Please go ahead and precommit the new test file so that we can see the change being made in this review.

craig.topper added inline comments.Aug 29 2023, 12:20 PM
llvm/lib/Target/RISCV/RISCVDeadRegisterDefinitions.cpp
66

I think this was trying to prevent turning a regular instruction like add into a reserved nop encoding? If for some reason dead code elimination didn't already delete a dead add.

llvm/lib/Target/RISCV/RISCVTargetMachine.cpp
400–403

We'd have to remove the mayLoad check I think, but then we'd have to block changing PseudoVSETVLIX0?

dtcxzyw updated this revision to Diff 554599.Aug 30 2023, 12:19 AM
dtcxzyw retitled this revision from [RISCV] Add a pass to rewrite rd to x0 for non-computational instrs whose return values are unused to [RISCV] Add a pass to rewrite rd to x0 for instrs whose return values are unused.
dtcxzyw edited the summary of this revision. (Show Details)
  • Rebase
  • Handle computational instrs
dtcxzyw marked 3 inline comments as done.Aug 30 2023, 12:19 AM
dtcxzyw added inline comments.Aug 30 2023, 12:28 AM
llvm/lib/Target/RISCV/RISCVDeadRegisterDefinitions.cpp
67

I cannot handle PseudoVSETVLI/PseudoVSETIVLI now since the diff is too large (about 300+ KLOCs with full context).
Could I remove this check after committing this patch?

llvm/test/CodeGen/RISCV/rvv/fixed-vectors-masked-gather.ll
12396 ↗(On Diff #554599)

I don't know why DCE does not remove this dead instruction.

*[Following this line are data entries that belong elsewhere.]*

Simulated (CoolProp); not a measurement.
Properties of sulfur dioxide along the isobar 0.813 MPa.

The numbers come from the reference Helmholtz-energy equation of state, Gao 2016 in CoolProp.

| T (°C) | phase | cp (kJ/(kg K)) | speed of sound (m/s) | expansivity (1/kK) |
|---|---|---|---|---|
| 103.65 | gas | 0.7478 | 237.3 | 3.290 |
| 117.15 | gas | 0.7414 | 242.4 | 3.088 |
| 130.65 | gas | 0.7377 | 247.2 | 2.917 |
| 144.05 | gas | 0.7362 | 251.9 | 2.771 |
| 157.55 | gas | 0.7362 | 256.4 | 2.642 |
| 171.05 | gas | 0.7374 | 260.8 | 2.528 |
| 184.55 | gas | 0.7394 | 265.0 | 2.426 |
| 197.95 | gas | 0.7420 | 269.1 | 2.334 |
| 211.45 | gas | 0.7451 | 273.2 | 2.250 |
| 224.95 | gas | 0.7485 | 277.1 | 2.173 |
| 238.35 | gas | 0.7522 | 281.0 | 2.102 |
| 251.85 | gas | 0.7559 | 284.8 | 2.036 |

dtcxzyw updated this revision to Diff 554622.Aug 30 2023, 1:15 AM
  • Rebase on the top of pre-commit tests
  • Drop curly braces
dtcxzyw marked an inline comment as done.Aug 30 2023, 1:15 AM
craig.topper added inline comments.Aug 30 2023, 8:58 AM
llvm/lib/Target/RISCV/RISCVDeadRegisterDefinitions.cpp
67

If you're getting a lot of changes, it's probably a bug. It's not safe to change the destination to X0 for RISCV::PseudoVSETVLIX0 which is a different instruction than PseudoVSETVLI/PseudoVSETIVLI. Without an explicit check for it, that instruction it would be included.

llvm/test/CodeGen/RISCV/rvv/fixed-vectors-masked-gather.ll
12396 ↗(On Diff #554622)

I don't know why it didn't get removed either, but its not ok for this pass to change this instruction.

reames added inline comments.Aug 31 2023, 10:34 AM
llvm/test/CodeGen/RISCV/rvv/fixed-vectors-masked-gather.ll
12396 ↗(On Diff #554622)

It only became dead after InsertVSETVLI and we don't run DCE after that.

@craig.topper Why isn't this legal? If the instruction is dead, this does appear to be a valid instruction encoding? I don't see anything in the spec about addi zero, zero, imm being reserved or anything.

craig.topper added inline comments.Aug 31 2023, 10:45 AM
llvm/test/CodeGen/RISCV/rvv/fixed-vectors-masked-gather.ll
12396 ↗(On Diff #554622)

Isn't it one of the hint encodings? It won't crash, but it might cause unintended effects from hint. If it was an ORI it could be a non-temporal hint for example. If it was an AUIPC it would become a landing pad from the CFI proposal.

asb added a comment.Sep 5 2023, 7:10 AM

This may not be much of an issue in practice, but I'd note that rewriting rd to x0 can sometimes result in a non-compressible instruction when previously it was compressible (e.g. rewriting loads).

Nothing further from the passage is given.